There is something Wildean to the contrarian casting of A Good Woman, an adaptation of Oscar Wilde’s play Lady Windermere’s Fan. In a movie starring Scarlett Johansson and Helen Hunt, you might expect the young “it” girl as the unrepentant vamp Mrs. Erlynne, and the veteran of girlfriend roles as the wife of the philandering Lord Windermere. But the casting is the reverse, as if to replicate the cognitive friction Wilde’s contemporaries felt from his tweaking of Victorian theater tropes and his prankish but profound epigrams.
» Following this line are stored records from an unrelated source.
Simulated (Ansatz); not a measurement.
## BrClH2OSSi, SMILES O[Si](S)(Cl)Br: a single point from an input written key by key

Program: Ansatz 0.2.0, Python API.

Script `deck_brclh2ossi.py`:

Unfortunately, the roles happen to highlight the two actors’ clearest limitations, tritest tics, and effortless ability to anesthetize the material. Hunt is the more obvious target, as the apparent seducer of poor Lady Windermere’s hubbie (a bland Mark Umbers). Her years of sitcom hell flash before our eyes as she delivers each line with the smugness of an unsolicited truism, at times sounding like a parody of herself. (“Here’s Helen Hunt doing Oscar Wilde. Ok, now Mamet.”)
Johansson, whose career (if we’re honest) has always skated the border between canny role choices and actual talent, here comes across as overstudious, her confidence belied by any actual grip on the character.
The two actors further suffer from the example of a nimble supporting cast, especially Tom Wilkinson as a happily flawed serial husband who falls for Mrs. Erlynne.
A final oddity about A Good Woman is that Brit director Mike Parker relocates the action to the coast of Italy. There the play’s drawing-room danger seems to wilt into expat clichés, while the dry satire evaporates. I’d rather just sit down with the great man’s complete works.